As I slowly approach the end of my
senior year I begin think back, back on all the time that I spent in school,
and what I would have changed, and what I wouldn’t do differently in any way
shape or form. I think about all the times that I may have slacked off, or done
something stupid, and wish that I could go back and change it, because I know
that doing that would only better my future. I think back to how much I’ve
screwed up, and I loathe the decisions that I made, knowing how much better of
a person I would be, and how brighter my future would be had I done it
differently. Part of me wants to go back and change it all, to live my life
again knowing the consequences that would occur if I didn’t do what I should.

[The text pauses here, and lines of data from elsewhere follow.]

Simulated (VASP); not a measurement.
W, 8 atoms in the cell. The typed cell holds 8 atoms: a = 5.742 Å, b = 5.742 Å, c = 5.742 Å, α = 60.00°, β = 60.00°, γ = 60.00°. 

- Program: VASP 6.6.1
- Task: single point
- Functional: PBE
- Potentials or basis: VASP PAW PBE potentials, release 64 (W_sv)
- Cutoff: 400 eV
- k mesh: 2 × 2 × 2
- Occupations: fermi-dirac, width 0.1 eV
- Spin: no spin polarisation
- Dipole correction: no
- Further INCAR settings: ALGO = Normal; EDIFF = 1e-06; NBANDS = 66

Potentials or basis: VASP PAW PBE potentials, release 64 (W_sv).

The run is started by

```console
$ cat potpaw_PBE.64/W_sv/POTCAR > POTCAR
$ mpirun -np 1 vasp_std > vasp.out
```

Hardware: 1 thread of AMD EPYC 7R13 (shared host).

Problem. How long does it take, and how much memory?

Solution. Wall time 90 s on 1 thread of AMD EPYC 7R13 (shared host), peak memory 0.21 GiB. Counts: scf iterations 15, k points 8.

There’s also part of me that thinks I shouldn’t change a thing, because if I
change all those things that I did wrong, who’s to say that worse things wouldn’t
arise from that? All the things that I now count myself lucky to have could
disappear.
I sit here and wonder what life will
be like once it’s all over, and once all the things that happened in my school
years are behind me. Soon all those choices that I made won’t matter at all,
except to me, who will always hold them in contempt in my mind. Everyone else
will have forgotten, but I will remember. What will change in my life? Will I
become a better person than I ever imagined because of those things that I did
wrong? Perhaps they will remind me what could happen, and thus scare me into
making sure that I never make those mistakes. I may also go down a darker road,
one that I wish not to think of, but is surely possible, one that would makes
all those who thought highly of me not even want to look at me. I sure hope
that no matter what happens I can avoid that path at all costs. No matter what
happens, I come at it full on, ready to fight whatever challenge the world may
throw at me.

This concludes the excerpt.